The largest limitation when using an API load testing solution locally is that the amount of load generated is limited to a single machine’s memory and CPU. Even though k6 is typically considered a more performant load testing tool, CPU and memory limitations remain a concern.

Research was conducted to test the hardware limits of two standard computers that could be used in a development setting. Figure 2.2 summarizes the observations of this research. It shows the output for two tests of 600 and 1000 virtual users running the same two-minute test script on different machines. Computer 1 has 8GB RAM while computer 2 has 32 GB of RAM, both using an 8 core CPU.

Figure 2.2 A comparison of two computers with different compute resources simulating the same number of VUs but producing a different number of requests.

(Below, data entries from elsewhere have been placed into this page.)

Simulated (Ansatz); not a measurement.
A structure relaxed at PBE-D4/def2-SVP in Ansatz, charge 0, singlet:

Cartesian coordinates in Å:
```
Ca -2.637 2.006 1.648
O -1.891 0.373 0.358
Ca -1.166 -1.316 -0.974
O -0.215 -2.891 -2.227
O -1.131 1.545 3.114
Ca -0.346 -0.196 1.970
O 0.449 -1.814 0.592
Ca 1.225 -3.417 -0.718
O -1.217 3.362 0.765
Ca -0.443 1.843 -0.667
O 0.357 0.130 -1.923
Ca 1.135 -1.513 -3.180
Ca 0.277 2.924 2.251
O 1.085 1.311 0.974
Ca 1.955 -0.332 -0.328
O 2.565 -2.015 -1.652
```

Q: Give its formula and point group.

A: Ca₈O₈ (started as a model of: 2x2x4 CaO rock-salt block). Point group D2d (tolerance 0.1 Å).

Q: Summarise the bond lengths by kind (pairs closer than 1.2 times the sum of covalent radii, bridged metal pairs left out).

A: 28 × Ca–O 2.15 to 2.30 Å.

Figure 2.2 A comparison of two computers with different compute resources simulating the same number of VUs but producing a different number of requests.

Due to lack of resources, computer 1 simulated the same number of requests for both 600 and 1000 virtual users. For this computer, the maximum number of VUs that can be simulated is 600. When this test was performed on computer 2, a machine with quadruple the memory, the total requests increased in proportion to the VUs simulated. In this case, the only way for computer 1 to simulate more VUs is to upgrade the machine’s memory.

The amount of CPU needed depends on the test script. The larger the test, the more CPU power is needed. If the chosen load testing tool uses too many CPU resources to generate load, there will not be enough resources left to adequately measure the responses received and result metrics will likely be reported incorrectly.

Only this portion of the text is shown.